Q: Does Euler Hermes alert its clients of uninsured customers who are not paying others, or is the data only used to figure out how much coverage they’re willing to provide? This is in reference to past due reporting data.
Stephen Georgetti: “We do not disclose the nature of the past due reports on a per company basis. That is confidential information. However, what we do share is aggregate at a sector level—like what we showed today. If we decide to action coverage, we can disclose that it’s because of slow payments, but we can’t disclose from which supplier. We provide great information at the aggregate level, which will manifest itself in individual credit limit decisions.”
Q: How do you still collect with a big company when they won’t return your calls and/or paperwork?
Kip Fournier: “Unfortunately, if they're not returning your calls or paperwork, you may already have a problem. This is where I mentioned that most credit policies deal from today backward instead of today forward. You want to ensure that you follow the correct procedures up to that point. But if you have a valid claim, this is why people purchase trade credit insurance because there are several mechanisms that we can put into place to help you collect that debt either through direct collections, or if it can't be collected, we, as I mentioned before, will simply pay you for that invoice.”
“More importantly, the real advantage we have is we take that data and turn it into actionable information beforehand. We might have been able to help you figure that out a buyer’s non-payment behavior before you ever sold to them.”

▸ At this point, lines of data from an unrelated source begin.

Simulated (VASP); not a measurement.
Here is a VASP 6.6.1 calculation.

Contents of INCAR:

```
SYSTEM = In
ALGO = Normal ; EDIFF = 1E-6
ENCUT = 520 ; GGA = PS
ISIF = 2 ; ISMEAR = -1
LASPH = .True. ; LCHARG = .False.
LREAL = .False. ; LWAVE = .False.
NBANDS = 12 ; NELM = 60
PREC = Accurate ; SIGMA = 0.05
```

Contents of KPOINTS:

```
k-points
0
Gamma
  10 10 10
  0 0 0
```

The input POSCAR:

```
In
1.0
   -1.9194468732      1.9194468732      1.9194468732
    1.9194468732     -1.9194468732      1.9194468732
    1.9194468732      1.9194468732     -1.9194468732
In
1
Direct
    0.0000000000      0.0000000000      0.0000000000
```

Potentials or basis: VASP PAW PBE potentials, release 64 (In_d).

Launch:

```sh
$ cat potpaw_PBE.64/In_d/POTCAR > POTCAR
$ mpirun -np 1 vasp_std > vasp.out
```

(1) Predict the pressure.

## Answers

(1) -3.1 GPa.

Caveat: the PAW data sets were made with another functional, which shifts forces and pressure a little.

Q: Why haven’t wages risen?
Dan North: “This is a common complaint and a common narrative that wages haven't been raised. And let me just say bluntly that it’s not true. Right now wages are rising at 3.2%—that is, depending on how you're measuring it—above average, and even after you strip out inflation, the so-called real wages, that is above average as well. More importantly, the argument is Americans have not had a wage increase in 20 years and that's not true. People are just looking at it the wrong way.”
When we say that people have not had a wage increase, it means that hourly wages were, say, $25 last year, and $25 this year. But that $25 this year is a snapshot in time of the entire labor force from ages 16 to 75. And the $25 from the year before is a snapshot in time of the entire labor force from ages 16 to 75. In other words, you're looking at virtually the same labor force year-after-year, and they each are comprised of basically of the same distribution.”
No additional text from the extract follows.